# Spotify Top 50 tracks analysis


## Context

Imagine you're a data analyst working for Spotify. Your team is responsible for content analysis and in this quarter you've decided to analyze Spotify's top hits to quantify what makes a hit song. Your team's product manager has many ideas and has prepared a list of questions (requirements) that she wants you to answer. After reviewing the list of over 20 questions, you are not in a good mood - it will take a couple of days to get all the answers. 

Luckily, a few days ago, an experienced data scientist working in your team queried the top 50 tracks for her machine learning project and agreed to share the data with you. This is a great help - your SQL skills are not too sharp yet, and you don't yet know where to find all the relevant tables in your data warehouse. With this dataset, you are confident that you'll be able to answer all of your PM's questions, plus maybe even look into some additional points of interest.

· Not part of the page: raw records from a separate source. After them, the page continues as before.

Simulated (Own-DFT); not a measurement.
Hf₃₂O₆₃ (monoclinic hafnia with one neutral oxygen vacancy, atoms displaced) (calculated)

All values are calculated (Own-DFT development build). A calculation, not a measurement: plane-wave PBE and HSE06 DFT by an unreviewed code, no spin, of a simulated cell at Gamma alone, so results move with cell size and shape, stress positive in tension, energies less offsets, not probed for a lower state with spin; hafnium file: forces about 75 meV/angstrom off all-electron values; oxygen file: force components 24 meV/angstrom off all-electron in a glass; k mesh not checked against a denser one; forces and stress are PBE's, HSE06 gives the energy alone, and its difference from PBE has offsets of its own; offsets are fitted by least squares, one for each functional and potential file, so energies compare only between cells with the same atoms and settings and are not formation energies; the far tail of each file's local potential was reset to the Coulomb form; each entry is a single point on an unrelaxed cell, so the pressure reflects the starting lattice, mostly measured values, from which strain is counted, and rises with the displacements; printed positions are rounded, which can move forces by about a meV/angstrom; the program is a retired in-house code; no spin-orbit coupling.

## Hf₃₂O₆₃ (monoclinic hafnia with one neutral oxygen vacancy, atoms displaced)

## Preparing for exploratory data analysis

First, we'll import `numpy` and `pandas` libraries for our analysis. After reading the `.csv` dataset, we'll print top 5 tracks to understand the features of the dataset. 

In [None]:
import numpy as np
import pandas as pd

top50 = pd.read_csv("datasets/spotifytoptracks.csv")
top50.head()

## 00 Data cleaning

Perform data cleaning by:
- Handling missing values.
- Removing duplicate samples and features.
- Treating the outliers.

### Missing values

We'll check for missing values using the combination of `isna()` and `sum()` methods. If it returns zero, we have no missing values to deal with.

In [None]:
top50.isna().sum()

### Duplicate samples and features

Again, using the `duplicated()` method, we check if there are repetitive entries in the dataset.

In [None]:
top50.duplicated()

### Outliers

So far, we have no duplicate rows and no missing values. However, we still need to find out, if we have any outliers in different columns. Here I define the function `find_outliers(df)` which will use interquartile range (IQR) and the formula to find if there are values that are below q1 by 1.5\*IQR or above q3 by 1.5\*IQR.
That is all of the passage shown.